Hilton – looking to double its portfolio
How has 2007 fared for Hilton Hotels?
Hilton commanded a 20.4 per cent market share last year in the Middle East, the highest in the region, with a global high of 19.6 per cent.
Hilton was also ranked among the most improved upscale brands year on year, as part of its continued commitment to provide best in class product and service.
The corporation has 34 hotels in the Middle East, and another ten in Africa. Leveraging the mid-market and economy travel segment, Hilton is exploring opportunities in the Middle East for three of its Hilton family of brands: Doubletree by Hilton, Hilton Garden Inn and Hampton by Hilton.
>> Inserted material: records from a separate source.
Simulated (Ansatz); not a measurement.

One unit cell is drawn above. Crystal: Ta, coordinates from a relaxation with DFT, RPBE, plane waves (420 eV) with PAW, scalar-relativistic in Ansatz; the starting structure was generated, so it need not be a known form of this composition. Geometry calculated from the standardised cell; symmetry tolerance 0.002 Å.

What are the company’s plans for 2008?
In the pipeline, in my lingo, would be our hotels that are signed and are under construction, but definitely signed. Of those we have 13 in the Middle East and Africa.
Some of them are the Hilton Dubai Jumeirah Beach residence, and the Hilton Dubai Beach Club, both opening in 2008. The Conrad Dubai on Sheikh Zayed Road will be ready by 2009.
In Abu Dhabi there is the Conrad Abu Dhabi on the Corniche, in RAK the second phase of the Hilton Ras Al Khaimah Resort & Spa. Across the region we also have the Hilton Doha, the Hilton Olympia Kuwait, the Hilton Luxor resort & Spa which will reopen early next year. Jordan will see two new properties, the Hilton Amman – Jordan Gate, and the Hilton Tala Bay Aqaba, scheduled to open in 2009.
The Hilton Beirut which was scheduled to open later this year, is currently on hold and will depend on the situations in Lebanon.
In Africa, we have two signed properties: the Hilton Malabo in Equatorial Guinea and Hilton Kampala in Uganda, both scheduled to open in 2008.
Additionally, we are looking at another 20 properties which are under discussions at the moment, and if signed, will be operational in the next five years. We are looking to double our portfolio.
Are there plans to enter new markets?
In the Middle East and Africa, you are already seeing three brands –Hilton, Conrad and the Waldorf Astoria. As we roll out new ones, you will soon see the Hilton Garden Inn, maybe the Hampton and very likely the Doubletree. The Hampton is clearly a serviced economy brand. The Hilton Garden Inn is also mid-market. The key differentiator is not so much the level of market it caters to but the facilities that they offer. Garden Inn has a great emphasis on their food and beverage and meeting facilities. Doubletree is not very far away from a typical hotel, so it probably appeals to the lower-end of the upscale market.
What can guests look forward to in the New Year?
We will see a continuation in the growth of the regional travel market. The area is very strong and we play a very strong part in it. It might require us to makes changes to the product – like more family rooms, more connecting rooms. There is also a huge scope for short leisure trips.